A PLAN which will see county councillors given £945,000 to spend on projects to improve their divisions is set to be launched next week.

As part of the county council’s budget, it agreed that all 63 of them would be given £15,000 over 2018/19 and again in 2019/20.

Next week the county council’s cabinet will be asked to sign off plans for the Councillor Priority Fund.

All money must be spent on projects or services that ‘meet a recognised community need’ and ‘pump prime’ a commitment, rather than one that has been ongoing.

The proposal, which is likely to be passed by the cabinet next Tuesday, say that any unspent funds at the end of this current financial year can be rolled on to give a bigger pot in 2019/20.

As part of that, it could mean a councillor could choose to spend a total of £30,000 on a project as late as the end of January 2020.

In council papers, officers warn that councillors ‘will need to be mindful of equalities in determining how the funding should be allocated’.

Before the plan was formally agreed in the council’s budget in February, leader Ian Hudspeth said: “It would be each councillors’ decision how their £15,000 would be spent. They know best what the priority is on their own patch.

“I am sure many will view highway maintenance and repair as important, but others might choose to put funding into community buses, libraries or children’s centres.”
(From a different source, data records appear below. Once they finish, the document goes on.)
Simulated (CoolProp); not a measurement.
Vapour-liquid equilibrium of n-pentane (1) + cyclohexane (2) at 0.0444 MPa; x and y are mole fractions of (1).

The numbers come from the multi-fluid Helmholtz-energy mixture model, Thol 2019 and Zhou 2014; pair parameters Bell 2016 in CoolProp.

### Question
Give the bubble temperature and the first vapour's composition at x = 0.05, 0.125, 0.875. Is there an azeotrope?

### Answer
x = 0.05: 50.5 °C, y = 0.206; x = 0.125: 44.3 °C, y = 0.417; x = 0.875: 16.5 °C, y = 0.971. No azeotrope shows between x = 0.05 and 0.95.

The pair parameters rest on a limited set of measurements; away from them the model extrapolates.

Officers say that the council has built on its £250,000 Communities Fund, which was agreed in February 2017. The point of that was to match fund schemes and projects to supplement services after cuts to funding the council receives.

All the projects ‘must address recognised needs of local communities in Oxfordshire’ – but can only be funded if they have ‘clearly defined costs and timescales’.

Projects must benefit communities and ‘be inclusive and provide good value for money’.

No money would be provided directly to any individuals or sole traders, profit making organisations, any organisation not based in the UK and others that give funds to other charities, individuals or organisations.

They must also not duplicate a service that already exists, things a statutory body is responsible for, activities with a religious or political purpose and holidays, trips or any travel overseas.

Organisations can bid for money from their councillors throughout the year on a rolling basis until January 31, 2020.

The council said it will notify any successful bidders by email, while unsuccessful applicants will get feedback on their proposal.

‘Where possible,’ the council said, it will help the organisations get money from an alternative source.

Any money given by councillors over £5,000 will require a funding agreement is in place before any money can be handed over.